Friday 22 May 2009

Duck and Cover

There comes a point in every news story where it crosses over into the surreal. A point where no matter what you could dream up, reality becomes both funnier and more bizarre than any satire you could invent. Strangely enough, and I have never worked out why - it must be some immutable law of the universe known only unto Stephen Hawking - this apogee in the news trajectory usually involves ducks.

Why ducks? I must confess, I have absolutely no idea. I just know that, for every slam-dunk, knock em dead press release I have ever written over the last twenty years, there have only been two things we have feared, two things that would sink the little barque of our press release in the deep stormy news seas, lost with all hands: the death of a member of the Royal Family, and/or a skateboarding duck.

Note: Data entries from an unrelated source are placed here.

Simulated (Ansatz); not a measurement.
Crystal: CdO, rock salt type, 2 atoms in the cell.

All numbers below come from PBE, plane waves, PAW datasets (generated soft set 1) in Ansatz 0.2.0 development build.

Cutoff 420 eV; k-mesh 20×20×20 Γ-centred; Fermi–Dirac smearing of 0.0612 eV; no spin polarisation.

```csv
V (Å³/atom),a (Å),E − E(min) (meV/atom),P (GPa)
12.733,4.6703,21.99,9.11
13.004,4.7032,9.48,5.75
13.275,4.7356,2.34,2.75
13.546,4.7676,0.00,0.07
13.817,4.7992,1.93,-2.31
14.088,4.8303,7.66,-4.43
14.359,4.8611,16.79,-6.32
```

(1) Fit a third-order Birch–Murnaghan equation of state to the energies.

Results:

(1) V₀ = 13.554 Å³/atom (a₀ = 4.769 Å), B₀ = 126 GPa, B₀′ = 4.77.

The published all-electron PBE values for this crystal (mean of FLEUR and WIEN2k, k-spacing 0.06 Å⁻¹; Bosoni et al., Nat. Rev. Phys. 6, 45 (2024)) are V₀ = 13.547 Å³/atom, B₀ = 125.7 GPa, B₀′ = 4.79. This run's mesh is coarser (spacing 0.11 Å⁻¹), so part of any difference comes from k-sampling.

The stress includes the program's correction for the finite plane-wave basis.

A skateboarding duck is such a slam-dunk for the "and finally" spot, that you can bet your sweet palookah that if you come up against one, your press release is bound for the cutting room floor. The death of a senior Royal speaks for itself. And of course, if by any chance the skateboarding duck actually contributes to the death of the senior Royal (eg by frightening the Queen's horse at the Trooping of the Colour) well, that's it, you might as well give up and open a whelk stall.

Similar thoughts must have been crossing the mind of the competitors to the Daily Telegraph this week when the MPs' expenses story finally crossed the duck event horizon, with the news that an MP paid £1645 for a "floating duck house".

Judging from the picture, I couldn't actually see £1645 worth of work in it, but in any case, as a duck-related story of public expenditure excess, it pales into insignificance alongside the news that Defra has spent nearly £300,000 on a study that shows that ducks prefer standing out in the rain to floating on ponds. If they'd asked me, I could have told them that for as little as , oooh, £150,000.

It's not been the only duck-related story in the news this week: a banker in Spokane, WA, USA, got up at the crack of dawn to stand underneath a ducklings' nest on some inacessible ledge (maybe he was planning to jump off it later) and catch the ducklings as, one by one, they fell out of it and headed to what would otherwise be a swift demise as duck and pavement met at terminal velocity. He caught and saved every one of them, then shepherded them across a busy road to a nearby lake. Shame there wasn't a shower handy, but at least it proves that not all bankers are bastards. There is one, in Spokane WA, who isn't.

Anyway, once it crosses the duck threshold, even more surreal things start to happen to the story: a Tory MP claims they are all on the verge of suicide (tough shit, you should have thought of that before bleeding the system white) and someone called Anthony Steen says that all this is motivated by envy of him and his big house!

Just for the record, Mr Steen, I don't covet your lifestyle, or your house. I thnk it would be a lot better for you and for us if you were forced to do a fortnight in a tower block in Walsall. I certainly don't want to be you - who would? I envy you the fact that you can use your position to screen you from the realities of life and to be honest I wish I was able to.

But I can't understand why you just don't admit that it's a fair cop.